In [None]:
import logging

import arviz as az
import numpy as np
import pymc as pm

from bedroc import debug_logger
from bedroc.hierarchical import (
    Analyzer,
    SyntheticDataGenerator,
    hierarchical_difference_model,
    zero_difference_model,
)

logger = debug_logger()
logger.setLevel(logging.INFO)

# Hierarchical Bayesian analysis for multi-feature data

We apply a hierarchical Bayesian modeling framework to multi-feature data in order to infer systematic differences between two groups, A and B. Each data point contains multiple measured features, and these features may vary widely in scale, noise level, or informativeness. A hierarchical formulation allows the model to borrow statistical strength across features, leading to more stable and interpretable inferences.

In the model, each feature has its own mean in group A and an associated mean difference describing how group B deviates from group A. These per-feature differences are not estimated independently; instead, they are linked through a higher-level distribution controlled by a global scale parameter. This induces partial pooling, which automatically shrinks poorly constrained differences toward zero while allowing genuinely strong signals to stand out.

This approach provides coherent uncertainty quantification, posterior estimates of feature-level effect sizes, and a principled comparison against a simpler zero-difference model. The hierarchical model is therefore well suited for high-dimensional problems where features differ in variability or sample support.

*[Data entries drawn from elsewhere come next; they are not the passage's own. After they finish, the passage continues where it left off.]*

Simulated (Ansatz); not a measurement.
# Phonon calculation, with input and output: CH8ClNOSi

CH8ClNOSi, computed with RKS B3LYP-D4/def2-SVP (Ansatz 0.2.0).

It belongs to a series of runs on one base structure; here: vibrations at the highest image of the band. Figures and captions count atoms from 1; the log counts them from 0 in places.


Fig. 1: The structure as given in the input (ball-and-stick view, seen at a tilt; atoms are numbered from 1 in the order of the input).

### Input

## Generate and plot synthetic data

Set a random seed for reproducibility

In [None]:
RANDOM_SEED = 123

We begin by generating synthetic data to explore the behaviour of the hierarchical model. The parameters below control the separation between the two groups, the variability of feature means, and the underlying noise levels. You are encouraged to modify these settings to observe how changes in effect size, noise, or feature-level variability influence the inference and model comparison.

In [None]:
data_generator = SyntheticDataGenerator(
    100,
    random_seed=RANDOM_SEED,
    # difference_scale=0.5,
    # type_a_std_of_mean=1.0,
    # type_b_std_of_mean=1.5,
    # sigma_min=0.5,
    # sigma_max=2.0,
)
data_generator.generate()

We next plot the synthetic dataset to visualise the underlying structure of the two groups. The figure displays the raw feature distributions for Types A and B alongside the true parameters used to generate them, allowing us to verify the intended separation and noise characteristics before fitting any models.

In [None]:
_ = data_generator.plot()

This line calls the helper function ``hierarchical_difference_model``, which builds and samples the hierarchical Bayesian model. It returns both the constructed PyMC model object (``model``) and the posterior samples stored in an InferenceData object (``idata``).

In [None]:
model, idata = hierarchical_difference_model(
    data_generator.X_A, data_generator.X_B, random_seed=RANDOM_SEED
)

# Analyze the inference

After running the hierarchical Bayesian model and obtaining posterior samples in ``idata``, we create a data analyzer object. This analyzer helps us inspect and interpret the results.

In [None]:
analyzer = Analyzer(model, idata)

Use the data analyzer to visualize the results of the hierarchical Bayesian inference.

In [None]:
_ = analyzer.plot_prior_predictive()

In [None]:
_ = analyzer.plot_posterior_predictive(thinning_factor=10)

In [None]:
_ = analyzer.plot_posterior(var_names=["mu_A", "mu_B"])

In [None]:
_ = analyzer.plot_posterior_differences()

In [None]:
_ = analyzer.plot_posterior_effect_size()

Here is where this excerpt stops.